Why $\sin\left( \frac 1 x \right) $ oscillates infinitely many times as $x \to 0$

I believe your approach is correct.

As a little bonus, here is my explanation, that is more intuitive. Because $\frac{1}{x}$ grows from 1 to infinity as x goes from 1 to 0, $\sin(\frac{1}{x})$ must oscillate as many times within the 0 to 1 range as a regular $\sin(x)$ function must oscillate between 1 and infinity, which is an infinite number of oscillations. $\sin(\frac{1}{x})$ must fit an infinite number of oscillations between 0 and 1, thus, it has to oscillate very rapidly.You can make this argument for any number other than 1, because there must also be an infinite number of oscillations between 0 and, say, 0.0000000001, or 0.0000000000000001, or something even smaller.
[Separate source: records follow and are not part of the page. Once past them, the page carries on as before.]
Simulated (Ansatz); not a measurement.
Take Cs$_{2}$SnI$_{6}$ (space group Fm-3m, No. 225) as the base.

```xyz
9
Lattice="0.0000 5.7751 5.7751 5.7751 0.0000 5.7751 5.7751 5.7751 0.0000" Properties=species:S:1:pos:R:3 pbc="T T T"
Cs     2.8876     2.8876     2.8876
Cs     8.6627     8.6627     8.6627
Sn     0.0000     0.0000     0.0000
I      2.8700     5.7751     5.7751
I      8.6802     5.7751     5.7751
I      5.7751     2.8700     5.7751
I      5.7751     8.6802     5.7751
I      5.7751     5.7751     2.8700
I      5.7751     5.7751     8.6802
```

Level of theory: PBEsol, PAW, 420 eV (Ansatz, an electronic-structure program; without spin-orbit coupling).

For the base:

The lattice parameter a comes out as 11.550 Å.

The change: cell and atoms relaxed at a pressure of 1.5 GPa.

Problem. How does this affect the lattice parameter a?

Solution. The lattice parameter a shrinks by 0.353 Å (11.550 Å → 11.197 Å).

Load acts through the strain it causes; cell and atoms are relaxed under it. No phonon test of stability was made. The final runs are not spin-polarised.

Your argument is correct, but you have a gap, some minor terminological issues, and the presentation is poor.

For the terminological issue, saying: "assume a period $p$ such that $\sin(1/x) = \sin(1/(x+p))$" strongly suggests that you are saying $\sin(1/x)$ is a periodic function with period $p$ which would mean $p$ is constant. Of course, as you show, $p$ is not constant, so this terminology is misleading.

The gap in your argument is when you say $\frac{1}{x}-\frac{1}{x+p} = K$ for a positive constant $K$. This can be made to be true, but you give no argument why, and the order of your presentation makes this not necessarily, let alone obviously, true. If, at this point in the argument, someone was still under the impression that $p$ was a constant, then this would be obviously false. Even if the reader hadn't assumed $p$ was constant, there's still no given reason to believe this is true.

The problem with your presentation (beyond the terminological one) is that you first assume that there is some function $p$ with the desired property, then you assume a statement which need not be true. It's not necessarily the case that if $\sin(1/x)=\sin(1/(x+p))$ that $\frac{1}{x}-\frac{1}{x+p}$ is a positive constant. You certainly give no argument for it. It's also not true for arbitrary $K$, even without knowing what $p$ is. You are not claiming this, but you give no argument any such $K$ exists. (From the perspective of first-order logic, essentially what's happening is that you are mixing around the order of quantifiers.)

Here's a rationalized version of what I think your intent was:

First, note that $\sin$ is a periodic function with period $2\pi k$ for any integer $k$. Set $K = 2\pi k$ for some positive $k$. Now $\sin(1/x) = \sin(1/x - K)$. Find $p(x)$ such that $\frac{1}{x} - K =\frac{1}{x+p(x)}$. We can do this by solving for $p(x)$ getting $p(x) = \frac{x}{1-Kx}-x$. From here proceed as the remainder of your argument.

Per MathTrain's and my comments on the question, whether this proves that $\sin(1/x)$ "oscillates rapidly" depends on what "oscillates rapidly" means.

You have shown that if there is a period, then it must be infinitesimally small, which implies that the function under consideration must be constant. However, you don't consider the case where there is no period, which is the case that this problem falls under. Since $\sin\dfrac{1}{x}$ is not constant, then what you proved implies that $\sin\dfrac{1}{x}$ is not periodic.

Another approach is to consider the zeroes of the function $\sin\dfrac{1}{x}$.

Note that $\sin\dfrac{1}{x}=0$ if and only if $x=\dfrac{1}{k\pi}$, for some $k\in\mathbb{N}$. The sequence $a_k = \dfrac{1}{k\pi}$ approaches $0$ from above as $k\rightarrow\infty$, so then $\forall \varepsilon > 0$ there exist infinitely many $x\in(0,\varepsilon]$ such that $\sin\dfrac{1}{x}=0$. Each place that $\sin\dfrac{1}{x}$ hits zero corresponds to one half of a cycle of sine, so there are infinitely many oscillations in $(0,\varepsilon]$.